I love lavender. It’s got that almost minty smell but then there’s something else, another scent mingled with the mint that makes lavender, well, lavender. It’s relaxing and refreshing at the same time. Well, much to my surprise and delight I found out recently that Albuquerque has a lavender farm, Los Poblanos. And not just a lavender farm but an organic farm that grows lavender as well as fresh fruits and veggies, too. So when I read they we’re having a Lavender festival this last weekend, well, you know I had to try and convince DH to go check it out with me. I was a little worried when I asked him about it. I had no idea if it would be worth the effort or not.  I wasn’t sure just how big or small this festival was going to be.  IT WAS HUGE!!! There was so much to see and do.

Lavender fields set aside just for handpicking and taking home with you, mmmm!

Crafters and artists hard at work.

Some great bluegrass/jazz/country background music to enjoy under the shade…

while we sipped our lavender lemonade.

Will have to post a recipe for this, once I find a good one.

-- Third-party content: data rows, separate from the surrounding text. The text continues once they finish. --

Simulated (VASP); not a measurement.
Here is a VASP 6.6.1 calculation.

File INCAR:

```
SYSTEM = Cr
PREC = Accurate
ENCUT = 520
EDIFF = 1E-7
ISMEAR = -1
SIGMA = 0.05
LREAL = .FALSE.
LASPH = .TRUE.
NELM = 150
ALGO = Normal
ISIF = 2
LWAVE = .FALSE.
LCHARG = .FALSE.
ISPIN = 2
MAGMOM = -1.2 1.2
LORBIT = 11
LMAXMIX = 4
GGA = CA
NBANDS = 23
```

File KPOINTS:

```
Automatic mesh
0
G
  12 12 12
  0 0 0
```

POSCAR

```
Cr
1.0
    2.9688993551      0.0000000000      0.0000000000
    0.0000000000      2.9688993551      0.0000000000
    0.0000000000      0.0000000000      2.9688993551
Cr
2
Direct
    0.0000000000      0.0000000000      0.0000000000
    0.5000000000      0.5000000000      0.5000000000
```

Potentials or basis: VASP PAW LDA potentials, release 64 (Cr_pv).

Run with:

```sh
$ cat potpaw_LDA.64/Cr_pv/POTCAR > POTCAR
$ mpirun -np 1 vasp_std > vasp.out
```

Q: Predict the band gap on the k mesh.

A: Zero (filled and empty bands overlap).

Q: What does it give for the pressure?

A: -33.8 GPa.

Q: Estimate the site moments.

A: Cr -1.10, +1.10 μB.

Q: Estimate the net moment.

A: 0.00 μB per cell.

It was a little hot and humid,

Monsoon season is coming!

but I found another way to keep me cool as we wandered through the dozens of vendors selling their crafts and home-grown goodies…

…an ice-cold snow cone!

It was wonderful seeing so many people just out and about enjoying all the great things our local growers and crafters have to offer.  Now I just have to work on getting DH to stay with me overnight at their inn. They are reported to have a chef that cooks a scrumptious breakfast from all their organic produce!

Hope you all had a great weekend too! (And to think there is another fun weekend up ahead for our country!)